(Photo : John Klein/Ed Steinman/Lighthawk)
It’s a Saturday morning in Middletown America and speakers from Maryland, Missouri, Michigan, and Illinois converge into a medium sized conference center to speak in front of a diverse group of attendees from around age 18 to 80 years of age. What kind of speakers would draw such a large group of people who on the surface wouldn’t have anything in common?
It was the Indiana CAFO (Confined Animal Feeding Operations) Watch Conference sponsored by the Socially Responsible Agricultural Project (SRA). The organizer was Barbara Sha Cox from Richmond, Indiana who invited speakers to update and inform interested activists and farmers in Indiana.
According to the conference material, the goals of this annual conference are: 1) to provide tools for effective communication about the environmental and health impacts of CAFO’s with local, state, and federal officials; 2) Networking for Indiana CAFO watch groups; and 3) Raise awareness of environmental and health issues related to CAFO’s in Indiana, our nation, and the world.
According to their www.indianacafowatch.com website, a CAFO confines the animals at all times and does not let them roam on the range. These operations are sometimes referred to as factory farms because they resemble a factory in their composition and design.

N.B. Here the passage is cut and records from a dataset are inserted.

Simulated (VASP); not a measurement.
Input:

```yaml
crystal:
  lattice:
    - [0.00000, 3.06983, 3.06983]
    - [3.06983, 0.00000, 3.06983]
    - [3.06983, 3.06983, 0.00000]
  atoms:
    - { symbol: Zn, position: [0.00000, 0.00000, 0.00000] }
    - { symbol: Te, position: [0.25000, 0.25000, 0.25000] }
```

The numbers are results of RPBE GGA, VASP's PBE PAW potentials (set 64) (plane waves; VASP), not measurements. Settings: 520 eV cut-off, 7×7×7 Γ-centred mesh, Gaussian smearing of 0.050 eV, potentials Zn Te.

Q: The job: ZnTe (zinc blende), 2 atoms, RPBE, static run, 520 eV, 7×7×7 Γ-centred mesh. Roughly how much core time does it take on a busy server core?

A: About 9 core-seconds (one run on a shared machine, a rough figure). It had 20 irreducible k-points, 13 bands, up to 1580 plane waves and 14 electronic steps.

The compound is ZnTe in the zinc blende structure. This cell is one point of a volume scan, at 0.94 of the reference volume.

The SRA estimates that there are over 625 CAFO’s in Indiana who receive government subsidies and grants to raise animals for food. As you listen to the speakers discuss their experience with these CAFO’s, it is not a pleasant picture. While we vote with our economic dollar and want fast food to be cheap, we live in denial about what this means for the animals.It’s no wonder the popularity of vegetarians and vegans have grown over the past several years. One food documentary after another addresses the methods of Big Food/Big Ag and their negative side effects on our bodies and environment.
We choose denial.
Many local farmers have been replaced by CAFO’s because it is more efficient to produce food via assembly line methods and our demand for cheap and fast food requires a more abundant supply which is what has brought these CAFO’s into existence.
According to many sources, “Once you’ve seen what goes on inside a Concentrated Animal Feeding Operation (CAFO), it’s tough to accept the trade-off of horrific animal suffering in order to have cheap food.”
The problem is, the suffering of the animals is just the obvious problem with the industrialization of meat. Toss in contaminated food, environmental degradation and the gutting of rural communities, and the recipe for cheap, mass-produced food turns into a recipe for disaster.
In 2008, the U.S. Government Accountability Office issued a report urging the Environmental Protection Agency (EPA) to gather more information to protect U.S. citizens from the air and water impacts of these factories.
In July, 2012, the Environmental Protection Agency announced that it is abandoning its plan to gather even the most basic information from the over 20,000 highly polluting and largely unregulated factory farms in the United States. According to sources, “This move by the EPA is a dereliction of duty.”
The federal and state regulations of CAFO’s are weak, and many of the newer Farm Bills which have been passed, favor CAFO’s over the health and environment. Why?
For those wanting to discuss free market principles, CAFOs can’t survive without taxpayer subsidies. CAFOs receive many subsidies, such as milk price support guarantees, federal EQIP money through the Farm Bill, Development Right Agreements, tax abatements, grants, bonds and even economic development funds for roads.
Muncie Voice will explore CAFO’s and the research being done by these organizations represented at the conference in a series of articles. Public health is a priority of our government, and it was rather obvious when speaking with these advocates that our government is falling short of their role and actually obstructing efforts to protect citizens from the negative effects of these operations.